In [12]: track.numberOfValidHits() Out[12]: 5

considering eta 2.6 and 5 hits, it would not be the shortness of the mkFit candidates. There is perhaps another feature: mkFit merges hits from overlapping seeds, assuming that the hit oulier rejection in the final fit would take care of it. In part this approach helps to increase the efficiency at high eta (compared to CKF). This may have an extra source of tails though.

kdlong commented 2 years ago

is supposed to reject the track with dpt/pt >~ 10 * 0.06^2 ~ 0.036 ... or is this track from elsewhere (NuclearInteractionTrackImporter ?)

You're right, it's coming in only at the NuclearInteractionTrackImporter, which is taking tracks from PFDisplacedVertexProducer. Have already been playing with the track quality cuts here with @laurenhay for another issue. We will consider this as well. I haven't quite tracked what's going on, but when the track is accessed here, it refers to refitted kinematics. I'm not sure what the interplay of CKF (which I guess would be used for a refit) and mikfit is then.

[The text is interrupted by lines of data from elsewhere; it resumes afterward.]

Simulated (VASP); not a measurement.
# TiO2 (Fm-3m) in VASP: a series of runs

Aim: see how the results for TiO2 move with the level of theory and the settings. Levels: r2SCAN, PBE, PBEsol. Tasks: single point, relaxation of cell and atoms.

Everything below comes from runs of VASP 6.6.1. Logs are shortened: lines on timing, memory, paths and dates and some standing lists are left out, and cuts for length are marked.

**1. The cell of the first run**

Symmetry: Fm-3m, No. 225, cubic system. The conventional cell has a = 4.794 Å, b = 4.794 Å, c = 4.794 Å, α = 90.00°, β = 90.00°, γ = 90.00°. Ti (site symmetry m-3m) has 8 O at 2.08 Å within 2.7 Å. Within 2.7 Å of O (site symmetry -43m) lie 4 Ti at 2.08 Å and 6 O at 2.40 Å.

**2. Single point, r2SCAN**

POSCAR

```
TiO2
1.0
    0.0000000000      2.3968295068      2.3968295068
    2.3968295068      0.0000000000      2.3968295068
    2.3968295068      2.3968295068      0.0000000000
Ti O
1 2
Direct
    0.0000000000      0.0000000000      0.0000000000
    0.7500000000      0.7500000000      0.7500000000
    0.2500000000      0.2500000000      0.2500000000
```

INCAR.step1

Looking into things in more detail, I see that turning PFCands to ghosts is used in other places in PF (e.g., the post cleaning, so probably the step that turns this into a 0 momentum candidate is fine. I still tend to think that it would be more correct to scale the 3 momentum instead of the four momentum. I implemented a patch (here)[https://github.com/kdlong/cmssw/commit/b84a8843e1aa00b4041533804967c92e70287734] to the PFCandidate rescaleMomentum function to do this, and it fixes the divide by zero problem here without introducing any technical issues that I see. It also seems to me that rescaleMomentum is not used almost anywhere else, so I think this is safe. Do others have an opinion on this, though? Maybe @bendavid @hatakeyamak?

slava77 commented 2 years ago

I'm not sure what the interplay of CKF (which I guess would be used for a refit) and mikfit is then.

there should be none: the final track fits are done with CKF in full tracking and in refits. mkFit is used only for the hit pattern recognition now.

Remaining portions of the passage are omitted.